Filed under: Banks, Federal Reserve
Tags: , , — Written by: Lyuda
March 1, 2010
By Jakub Krechowicz, Poland via SXC.HU

Protect Your MoneyPhoto By Jakub Krechowicz (Stock Exchange)

Citibank is having an interesting week. First they apparently had two different employees tell a website owner his account was frozen because they found objectionable content on his web page. Now Citibank customers are concerned over a notice suggesting they may have to give a 7-day advanced noticed before withdrawing funds. In a statement hearkening to the bank runs of the Great Depression, Citibank assures customers they do not plan to exercise this right, but would like to note they have it. So what does this all mean?

Firstly, let’s look at the facts. According to Citibank representatives the notice is mundane in nature, and due to their recent deal to change how the FDIC treats some of their accounts. The FDIC is the program that backs banks with government dollars in the event of failure. Indeed the FDIC requires banks to reserve this right dating back to the 1933 crash. The rule is intended so that in the event of a bank run, it’s not simply a first come first serve free for all as to who is able to withdraw their money. Of course Citibank assures there is no chance of a bank run, and they were merely notifying their customers so as to be extra honest.

Without questioning Citibank’s motives, how possible is a bank run, or a more likely liquidity crunch that would require taking advantage of this rule? Well, a liquidity crisis is not unheard of recently. The banks that had to go to the government for loans were in many cases doing so because they didn’t have enough cash on hand to meet current obligations. As mortgage holders stopped being able to pay their mortgages banks that had planned on having those funds to pay their bills required extra cash to make ends meet.
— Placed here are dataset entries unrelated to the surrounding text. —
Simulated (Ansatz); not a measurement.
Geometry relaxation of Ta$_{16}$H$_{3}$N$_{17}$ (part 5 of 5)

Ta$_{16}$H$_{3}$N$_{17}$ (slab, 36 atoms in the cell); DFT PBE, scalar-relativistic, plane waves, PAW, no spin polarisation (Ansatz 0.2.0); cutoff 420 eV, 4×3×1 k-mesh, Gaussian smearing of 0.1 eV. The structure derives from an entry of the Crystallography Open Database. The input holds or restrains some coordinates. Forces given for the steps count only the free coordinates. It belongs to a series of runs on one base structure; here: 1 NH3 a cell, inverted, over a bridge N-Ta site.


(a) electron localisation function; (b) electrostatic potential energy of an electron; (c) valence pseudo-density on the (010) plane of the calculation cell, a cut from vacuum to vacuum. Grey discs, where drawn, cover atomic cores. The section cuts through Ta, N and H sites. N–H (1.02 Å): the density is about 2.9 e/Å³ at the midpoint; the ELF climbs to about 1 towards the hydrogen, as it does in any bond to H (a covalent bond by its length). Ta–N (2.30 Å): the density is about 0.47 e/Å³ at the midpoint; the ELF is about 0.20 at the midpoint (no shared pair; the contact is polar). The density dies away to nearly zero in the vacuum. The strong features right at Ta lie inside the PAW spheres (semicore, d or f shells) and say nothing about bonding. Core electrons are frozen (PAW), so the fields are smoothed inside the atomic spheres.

Part of the problem is something called fractional lending. Many assume the bank cannot lend more money than it has deposited. This is not the case. Banks are able to legally lend several dollars for every dollar they have on deposit. Normally there are several checks within the financial system that help to ensure they still always have more than enough dollars to pay for withdrawals. Normally, however, most customers do not require significant amounts from their accounts at the same time.

While the idea of telling customers they cannot have the money they legally own may seem frightening, it really is designed to help customers. During the bank runs of the Great Depression those customers who got wind of a bank’s financial troubles got in quick to get their savings before the bank ran out of money. This rule was established, along with the FDIC, to help make sure that customers had a fairer chance at receiving their funds at all, as well as to help prevent potentially solvent banks from being wiped out by a sudden irrational panic. Also, Citibank’s change with the FDIC actually provides unlimited protection on some accounts. Certainly all this is in the customer’s best interest.

The curious thing though, is why Citibank would mention it. Yes, the change requires they reserve the right to ask for written notice of withdrawals 7-days in advance, but, as near as I can tell, there is no rule saying they have to make a special notice of it to their customers. In fact, many, if not most, banks that deal with the FDIC require this, and have not gone out of their way to advertise the fact. While I do not seriously believe that Citibank is planning to hold onto their customer’s funds for seven days, it is a sign.

The financial crisis made it clear that the financial industry is not nearly as solid as the huge marble columns on Wall Street might suggest. Citibank is if nothing else saying that they are not ruling out a repeat. If one of the largest banks it the world isn’t convinced there are not more troubles on the horizon it certainly means consumers shouldn’t assume so either.